Fully updated and concise discussion of leading cases in workplace violence and the various laws that apply to them.
Employers are legally responsible for ensuring that their premises are safe and secure and their employees remain safe from the threat of workplace violence. This means they may be held responsible for the criminal behaviour of employees and other individuals. The costs to employers, both direct and indirect, can be high. The fourth edition of Canadian Labour Reporter Special Report: Violence in the Workplace
is a fully updated and concise discussion of leading cases in workplace violence (including physical and mental harassment) and the various laws that apply to them, including human rights, health and safety, workplace insurance and the Criminal Code of Canada
. This edition will help you identify what constitutes workplace violence, what obligations are created by legislation and the common law and what employers need to do to be proactive and protect their workers and themselves.
New updates for the fourth edition include
- A review and update of the legal and regulatory impact of Bill 168, which amended Ontario's Occupational Health and Safety Act (OHSA) by introducing provisions requiring employers to adopt policies and programs on workplace violence and harassment, to take measures protecting employees from acts of domestic violence in the workplace, and to warn employees where there is a likelihood of them coming into contact with an individual with a history of violence.

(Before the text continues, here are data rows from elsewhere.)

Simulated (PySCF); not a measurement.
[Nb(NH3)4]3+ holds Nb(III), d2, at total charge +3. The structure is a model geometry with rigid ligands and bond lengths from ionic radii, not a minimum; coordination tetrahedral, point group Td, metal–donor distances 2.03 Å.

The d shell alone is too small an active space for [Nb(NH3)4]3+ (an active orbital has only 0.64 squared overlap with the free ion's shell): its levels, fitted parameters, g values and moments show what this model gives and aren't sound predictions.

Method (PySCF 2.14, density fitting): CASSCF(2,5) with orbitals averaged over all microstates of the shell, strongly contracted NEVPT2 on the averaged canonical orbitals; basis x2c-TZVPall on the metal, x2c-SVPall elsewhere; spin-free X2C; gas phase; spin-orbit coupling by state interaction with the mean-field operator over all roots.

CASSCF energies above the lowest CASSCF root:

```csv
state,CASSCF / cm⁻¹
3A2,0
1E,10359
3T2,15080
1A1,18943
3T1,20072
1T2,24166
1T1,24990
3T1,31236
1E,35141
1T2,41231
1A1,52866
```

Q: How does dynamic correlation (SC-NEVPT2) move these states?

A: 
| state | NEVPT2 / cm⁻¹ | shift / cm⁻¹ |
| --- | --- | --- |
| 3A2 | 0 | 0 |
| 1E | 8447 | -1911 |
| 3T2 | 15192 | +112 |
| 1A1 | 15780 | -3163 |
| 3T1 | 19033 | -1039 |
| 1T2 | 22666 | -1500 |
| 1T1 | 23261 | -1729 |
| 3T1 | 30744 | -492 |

- An analysis of some of the recent case law and arbitrations referencing Bill 168, including City of Kingston and CUPE Local 109 (Hudson Grievance) (determining the appropriate penalties for acts of workplace violence), National Steel Car (Faiazza Grievance) (the duty of employers to investigate allegations of violence and harassment in the workplace), Shakur v. Mitchel Plastics (the potential seriousness of even an isolated incident of workplace violence) and General Motors of Canada Limited v. Johnson (the threshold for constructive dismissal due to a highly poisoned work environment).
- New Guidelines Governing Bullying and Harassment, as approved by the Board of Directors of WorkSafeBC, which came into force on November 1, 2013. These Guidelines have the force of law in British Columbia.
- Tips for Preventing and Managing Incidents of Violence or Harassment, as outlined by Work Safe Alberta.